Maddow: Prolonged Detention, President Obama?

I don’t often agree with Rachel Maddow, but there’s no question regarding her intellect. She is probably the most intelligent talking head on television today.  Though I do disagree with her often, the clips and thoughts I do see have the virtue of at least being well thought through.

So when it came down to the question of the status of prisoners/detainees at Guantanamo Bay, I was mildly shocked that Maddow broke away from the fawning most folks expect from the MSNBC crowd.  Instead, she absolutely hammers Obama — and correctly — on the idea of prolonged detention:

Prolonged detention?

At least under the old framework, terrorists were held under a military tribunal. Now, Obama purports to create a “legal framework” for prolonged detentions

? Without benefit of the rule of law or trial? For an act one might do as opposed to an act done?  Tearing down the rule of law for the sake of preventing future, presupposed actions by a few?

St. Thomas More had something to say about this, did he not?

And when the last law was down, and the Devil turned ’round on you, where would you hide, Roper, the laws all being flat? This country is planted thick with laws, from coast to coast, Man’s laws, not God’s! And if you cut them down, and you’re just the man to do it, do you really think you could stand upright in the winds that would blow then? Yes, I’d give the Devil benefit of law, for my own safety’s sake!

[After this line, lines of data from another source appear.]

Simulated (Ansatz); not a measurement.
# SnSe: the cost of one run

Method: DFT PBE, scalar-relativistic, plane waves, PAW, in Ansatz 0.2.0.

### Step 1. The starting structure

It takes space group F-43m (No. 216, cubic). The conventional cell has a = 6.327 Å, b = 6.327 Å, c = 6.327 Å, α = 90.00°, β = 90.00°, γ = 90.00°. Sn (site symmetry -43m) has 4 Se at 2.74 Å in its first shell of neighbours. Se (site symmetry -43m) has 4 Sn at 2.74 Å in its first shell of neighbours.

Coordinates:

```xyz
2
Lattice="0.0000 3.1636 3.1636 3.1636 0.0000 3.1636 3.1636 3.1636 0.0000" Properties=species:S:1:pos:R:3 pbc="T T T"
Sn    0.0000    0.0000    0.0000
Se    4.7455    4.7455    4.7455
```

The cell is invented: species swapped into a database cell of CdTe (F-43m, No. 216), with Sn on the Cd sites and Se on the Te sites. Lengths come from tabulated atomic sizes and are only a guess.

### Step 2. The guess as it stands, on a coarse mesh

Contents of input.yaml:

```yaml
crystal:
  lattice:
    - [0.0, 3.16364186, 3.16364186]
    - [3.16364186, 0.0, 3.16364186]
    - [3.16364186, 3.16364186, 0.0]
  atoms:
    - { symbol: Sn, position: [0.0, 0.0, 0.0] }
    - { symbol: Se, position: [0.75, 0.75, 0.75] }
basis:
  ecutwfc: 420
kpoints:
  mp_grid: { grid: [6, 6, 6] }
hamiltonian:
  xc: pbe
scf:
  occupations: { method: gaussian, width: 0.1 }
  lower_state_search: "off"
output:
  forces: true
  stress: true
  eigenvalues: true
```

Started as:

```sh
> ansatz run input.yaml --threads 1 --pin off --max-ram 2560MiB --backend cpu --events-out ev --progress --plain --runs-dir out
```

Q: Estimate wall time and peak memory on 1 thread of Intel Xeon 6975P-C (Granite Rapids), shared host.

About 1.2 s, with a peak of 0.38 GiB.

For those who might ask where this criticism was for the Bush administration, I would argue that we’re seeing two different strategies being applied here. What President Bush did was take a category of combatants without status as nationals and detain them. And if you feel that to be wrong or morally uncomfortable, what Obama is prepared to do is to create a codified and legal justification for such work.

Under Bush, one knew an end was in sight and sensed that an extraordinary threat required extraordinary solutions. Under Obama, such actions will be made legal, repeatable… and quite ordinary.

People willing to trade their freedom for temporary security deserve neither and will lose both.  People willing to codify those means ultimately sacrifice much more than their freedoms.